The R.C. Blog has been highlighting the bailouts since the fall and has specifically gone after the unions (leadership, not members...) for the fall of the Big Three. The R.C. Blog continues to support restructuring or bankruptcy for the three U.S. automakers, not a temporary bailout. Unless the union contracts are restructured, the automakers will eventually fail anyway; why waste taxpayer money on a band-aid.
Major and immediate UAW restructuring is needed in order for the Big Three to get back on track to ultimately become a global player in the auto industry. The chart on the left tells the story...
Great editorial from Saturday's Investor's Business Daily:
The proposed $15 billion bailout of the Big Three failed in the Senate for one major reason: Some lawmakers stood up to the unions. But their stand may be moot, since automakers may get the money anyway.
For a full week, GOP lawmakers bore the brunt of the bitter battle waged over an aid package for GM and Chrysler. Though the idea is wildly unpopular among voters, some Washington politicians were desperate to pass it — particularly the Democrats, who are beholden to the Auto Workers and other unions for tens of millions in campaign donations.
In addition to major restructuring by the automakers, GOP senators insisted on givebacks by the United Auto Workers. The UAW responded with a resolute "No." But the bailout foes won, killing the $15 billion in aid.
And they were right to do so.
As the chart shows, gold-plated union contracts are a big reason for U.S. automakers' woes (though managerial incompetence at the Big Three also played a role). The average Big Three worker made $73.26 an hour in 2006; the average worker at a foreign transplant, $44.20. Bailout foes wanted the gap to be shrunk by the end of next year.
A chart making the rounds on the Internet tells it all: Last year, Toyota made 9.37 million vehicles. GM, virtually the same number. Yet, Toyota made a profit of $38.7 billion on its global operations, or $1,874 per car, while GM lost $38.7 billion, or $4,055 a car, almost entirely due to its operations in the U.S.
Even so, the UAW vowed to make no big changes unto 2011, when their current deal expires. That basically would lock in the Big Three's lack of competitiveness for at least three more years, requiring billions and billions more in bailouts or bankruptcy.
Immediately after the bill failed Thursday night, Senate Majority Leader Harry Reid said he "dreads" seeing what the stock market would do on Friday. "It's not going to be a pleasant sight," he warned. For the record, the NASDAQ rose 2.2%, while the S&P 500 increased 0.7%. He needn't have worried.
As for the UAW, they rolled the dice, betting they could lose in the Senate and still get bailed out. It looks like their gamble paid off.
On Friday, the White House said it might use money from the $700 billion Troubled Asset Relief Program — reversing its earlier stance. Why? "A precipitous collapse of this industry would have a severe impact on our economy, and it would be irresponsible to further weaken and destabilize our economy at this time," White House spokeswoman Dana Perino said Friday.

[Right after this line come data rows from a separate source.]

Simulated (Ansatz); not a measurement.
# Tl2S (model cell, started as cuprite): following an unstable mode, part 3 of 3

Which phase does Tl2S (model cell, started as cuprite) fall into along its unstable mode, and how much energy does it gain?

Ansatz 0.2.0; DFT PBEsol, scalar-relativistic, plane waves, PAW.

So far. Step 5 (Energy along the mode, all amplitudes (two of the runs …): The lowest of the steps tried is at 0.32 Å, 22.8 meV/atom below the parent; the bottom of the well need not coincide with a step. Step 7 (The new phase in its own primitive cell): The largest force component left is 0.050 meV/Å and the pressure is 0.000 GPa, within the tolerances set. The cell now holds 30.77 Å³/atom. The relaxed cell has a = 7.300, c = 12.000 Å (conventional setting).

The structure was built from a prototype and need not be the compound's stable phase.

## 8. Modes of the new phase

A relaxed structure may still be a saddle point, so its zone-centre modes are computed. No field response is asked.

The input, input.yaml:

We're sympathetic, but this is the wrong path to take — especially after the president's own party successfully made its case in Congress, and won.
We don't want to see workers suffer or the auto industry disappear. But the fact is, under bankruptcy reorganization, they won't. The workers will still exist, as will their skills. Unprofitable plants that can't be turned around will close. A bankruptcy judge will sell unprofitable assets to those who can use them productively.
They won't need a "car czar," or congressional oversight, or political micromanagement. And out of this process, a slimmer, more competitive and, yes, even profitable Big Three can emerge if we let it — one that will be able to compete with foreign companies on our own soil.